DAVAO CITY, Philippines (Mindanao Examiner / July 12, 2009) – Communist rebels ambushed an army truck ahead of ahead of a scheduled peace talks and killed a soldier and wounded three more in the southern Philippine province of Davao Oriental, officials said on Sunday.
Officials said some 30 New People’s Army rebels opened fire on the government soldiers after a roadside bombing in the village of Pintatagan in the town of Banay-Banay.
The attack occurred on Saturday afternoon hours after rebels also toppled three electrical poles in the village, said Captain Rosa Maria Cristina Manuel, a spokeswoman for the Army’s 10th Infantry Division.
“One soldier was killed and three others were wounded in the ambush,” she told the Mindanao Examiner. She said the truck was transporting more than a dozen soldiers.
She said the soldiers, members of the 2nd Light Armor Brigade, were on their way to secure government projects in the town when the rebels ambushed their truck.

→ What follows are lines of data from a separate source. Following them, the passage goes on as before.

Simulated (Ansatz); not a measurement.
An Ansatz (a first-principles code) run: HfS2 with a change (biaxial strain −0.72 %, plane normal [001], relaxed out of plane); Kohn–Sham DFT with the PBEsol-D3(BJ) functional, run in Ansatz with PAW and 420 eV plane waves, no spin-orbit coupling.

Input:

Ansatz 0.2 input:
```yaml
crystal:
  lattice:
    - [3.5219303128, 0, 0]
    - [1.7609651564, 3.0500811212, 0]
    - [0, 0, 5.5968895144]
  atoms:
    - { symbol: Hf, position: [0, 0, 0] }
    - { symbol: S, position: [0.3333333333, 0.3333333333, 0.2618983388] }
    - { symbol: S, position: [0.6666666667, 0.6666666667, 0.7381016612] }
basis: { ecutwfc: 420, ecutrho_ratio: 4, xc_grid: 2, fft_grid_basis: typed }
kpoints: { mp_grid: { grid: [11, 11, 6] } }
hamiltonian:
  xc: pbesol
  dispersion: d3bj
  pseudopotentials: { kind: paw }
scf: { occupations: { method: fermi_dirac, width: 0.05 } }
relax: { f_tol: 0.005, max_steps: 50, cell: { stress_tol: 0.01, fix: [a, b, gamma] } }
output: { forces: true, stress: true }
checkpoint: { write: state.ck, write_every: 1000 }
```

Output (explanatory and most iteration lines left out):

“The troops were supposed to replace the personnel tasked to secure the construction of government projects when a pressurized landmine hit their vehicle,” Manuel said.
Troops, who were sent to rescue the soldiers, also clashed with the ambushers and the fighting lasted more than 20 minutes. She said the rebels briefly seized an undetermined number of civilians in the neighboring village of Puntalinao and used them as shield against pursuing soldiers.
Manuel said Colonel Romeo Calizo, commander of Army’s 1001st Infantry Brigade, has ordered troops to track down the rebels. “The rebels cannot face the soldiers squarely. They inhumanely used the civilians as shields for their escape and this is a gross disrespect to Human Rights and a violation of the International Humanitarian Law,” she said, quoting Calizo.
“Likewise, the Philippines is a signatory to the Ottawa Convention banning the use of landmines and under the United Nations’ Law on Armed Conflict, the uses of landmines are banned under article 809,” Calizo added.
Manila said it would resume stalled peace talks with communist rebels next month after negotiations collapsed in 2004. The NPA is fighting the past four decades for the establishment of a Maoist state in the country. (Mindanao Examiner)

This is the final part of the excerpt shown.